The True Cost of Multi-tasking

Picture of a sunset over water
My view last week “off the grid”

I spent last week “off the grid” on an island in Lake Michigan.  No internet, no email, no cell phones. It was different, interesting, and strange. I was actually glad to get back to the grid. But the experience made me think. The major difference for me was that I stopped “multi-tasking”.

Task switching, not multi-tasking —  A while ago I wrote a post about multi-tasking, and the research at Stanford that shows that even younger people aren’t good at multi-tasking.  But the term multi-tasking is actually a misnomer. People can’t actually do more than one task at a time. Instead we switch tasks. So the term that is used in the research is “task switching”.

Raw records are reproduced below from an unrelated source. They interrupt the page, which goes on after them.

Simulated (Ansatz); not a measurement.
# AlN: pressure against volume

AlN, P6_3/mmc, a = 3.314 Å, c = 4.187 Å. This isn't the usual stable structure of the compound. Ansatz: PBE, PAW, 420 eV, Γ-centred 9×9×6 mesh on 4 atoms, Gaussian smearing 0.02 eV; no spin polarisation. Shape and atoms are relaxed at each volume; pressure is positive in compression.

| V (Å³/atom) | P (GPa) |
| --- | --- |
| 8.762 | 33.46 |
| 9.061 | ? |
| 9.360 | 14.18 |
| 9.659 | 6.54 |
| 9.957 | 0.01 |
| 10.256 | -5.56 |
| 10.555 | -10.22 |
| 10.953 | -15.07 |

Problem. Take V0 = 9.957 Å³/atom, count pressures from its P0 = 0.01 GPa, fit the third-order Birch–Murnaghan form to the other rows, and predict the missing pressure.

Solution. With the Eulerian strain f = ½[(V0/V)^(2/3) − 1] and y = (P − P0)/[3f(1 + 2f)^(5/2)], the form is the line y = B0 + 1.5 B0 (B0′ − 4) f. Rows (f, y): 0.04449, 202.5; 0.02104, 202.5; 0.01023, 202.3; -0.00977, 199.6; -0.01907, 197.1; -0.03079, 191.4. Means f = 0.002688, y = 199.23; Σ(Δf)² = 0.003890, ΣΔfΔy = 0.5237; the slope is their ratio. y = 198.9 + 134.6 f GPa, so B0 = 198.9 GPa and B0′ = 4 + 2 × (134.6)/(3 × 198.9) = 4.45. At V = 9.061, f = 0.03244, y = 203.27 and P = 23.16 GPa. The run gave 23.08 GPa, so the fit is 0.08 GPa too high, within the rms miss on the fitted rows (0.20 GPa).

Task switching is “expensive” — There has been a lot of research on task switching. Here’s what we know from the research:

  • It takes more time to get tasks completed if you switch between them than if you do them one at a time.
  • You make more errors when you switch than if you do one task at a time.
  • If the tasks are complex then these time and error penalties increase.
  • Each task switch might waste only 1/10th of a second, but if you do a lot of switching in a day it can add up to a loss of 40% of your productivity.
  • Task switching involves several parts of your brain: Brain scans during task switching show activity in four major areas: the pre-frontal cortex is involved in shifting and focusing your attention, and selecting which task to do when. The posterior parietal lobe activates rules for each task you switch to, the anterior cingulate gyrus monitors errors, and the pre-motor cortex is preparing for you to move in some way.
Does having more communication channels encourage task switching? When I was off the grid I found that I started doing one task at a time. I would do one thing for several minutes, and in many cases several hours. I believe that being online encourages task switching. When you can go from email to chat to texting to twitter to phone to facebook you switch tasks more. When I was off the grid all my channels were gone. So instead I spent time with one task and with one program. One day I worked in IPhoto for 3 hours straight.
Additional costs– One last insight from my week off the grid: I was much less agitated. It’s my hypothesis that task switching not only wastes time and increases errors. Task switching causes fatigue, exhaustion and agitation.
Less task switching = more happiness? — Now that I am back on the grid I wonder if I can break the task switching addiction and improve my mood, energy, happiness, productivity, and error rate? Can I beat the task switching habit?
What do you think? Have you been able to do less task switching? Have you tried?
And for those of you who like to check out the research:

Meyer, D. E., Evans, J. E., Lauber, E. J., Gmeindl, L., Rubinstein, J., Junck, L., & Koeppe, R. A. (1998). The role of dorsolateral prefrontal cortex for executive cognitive processes in task switching. Journal of Cognitive Neuroscience, 1998, Vol. 10.